Thursday, February 22, 2007

Hillary Clinton changes the subject

A funny thing happened while Hillary Clinton was denouncing the "politics of personal destruction" this week.

Senator Clinton was in high dudgeon over the refusal of Senator Barack Obama to apologize for some remarks by David Geffen, the Hollywood mega-donor who supports him for president over Mrs. Clinton. Mr. Geffen told Pulitzer Prize-winning columnist Maureen Dowd, "Everybody in politics lies, but (the Clintons) do it with such ease, it's troubling."

"I want to run a very positive campaign," Senator Clinton said Wednesday at a Nevada candidates' forum, "and I sure don't want Democrats or the supporters of Democrats to be engaging in the politics of personal destruction."

Rising to the bait like yipping puppies, reporters and political commentators launched into a tedious and time-filling debate about negative campaigning.

Nobody discussed the substance of the charge--made by a former backer--that the Clintons lie "with such ease, it's troubling."

Nobody, that is, except the former Solicitor General for the Clinton administration, Walter E. Dellinger III, who was participating in a panel discussion on congressional oversight and executive privilege Thursday afternoon in Washington, televised live on C-SPAN2.

Mr. Dellinger was discussing the extraordinary breadth of an executive privilege claim made by President Clinton early in his administration in connection with the firing of the White House travel office employees. Instead of claiming privilege for specific documents, as previous presidents had done, President Clinton asserted executive privilege over two thousand pages of documents related to the firing.
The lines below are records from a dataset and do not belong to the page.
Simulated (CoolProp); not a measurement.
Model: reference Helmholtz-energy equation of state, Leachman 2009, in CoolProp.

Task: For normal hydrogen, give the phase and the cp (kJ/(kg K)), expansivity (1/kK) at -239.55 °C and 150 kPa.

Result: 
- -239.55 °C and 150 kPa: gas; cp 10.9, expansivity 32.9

There was no question, Mr. Dellinger said, that the travel office workers could be fired by the president. The problem was the suggestion by the FBI that the workers were under criminal investigation, "which they were not," he said, and the extent to which executive branch pressure might have led to that suggestion.

Mr. Dellinger said he found that troubling and cited it as an example of an executive privilege claim that was less defensible than some others.

Return with me now to October 18, 2000--seven years after the travel office workers were fired and smeared with false allegations of criminal conduct--and read the news account of Independent Counsel Robert Ray's final report in the matter of the White House Travel Office:

WASHINGTON (CNN) -- Independent Counsel Robert Ray's final report on the White House travel office case found first lady Hillary Rodham Clinton's testimony in the matter was "factually false," but concluded there were no grounds to prosecute her.

The special prosecutor determined the first lady did play a role in the 1993 dismissal of the travel office's staff, contrary to her testimony in the matter. But Ray said he would not prosecute Clinton for those false statements because "the evidence was insufficient to prove beyond a reasonable doubt" that she knew her statements were false or understood that they may have prompted the firings.

In this context, an unprecedented executive privilege claim for two thousand documents looks an awful lot like an effort to make sure "the evidence was insufficient."

And now that Mrs. Clinton is a candidate for president, the claim that she didn't know or understand what she was saying is not much of a selling point.

When Bill Clinton was under investigation for perjury and obstruction of justice, he successfully changed the subject to the impropriety of harassing a sitting president about his sex life. Gone were the questions about the chief law enforcement officer of the United States lying to investigators or tampering with witnesses. Instead it was all about sex, and it was all about spending fifty million dollars to investigate something that was nobody's business.

Now Hillary Clinton wants to change the subject. She doesn't want reporters to ask why a former backer has called her a liar. She wants them to ask about the "politics of personal destruction" and the evils of negative campaigning. If she can avoid responding to all serious charges by denouncing the people who make them, she can probably sail through the primaries and win the nomination.

If the Democrats want to take back the White House, they shouldn't fall for it again.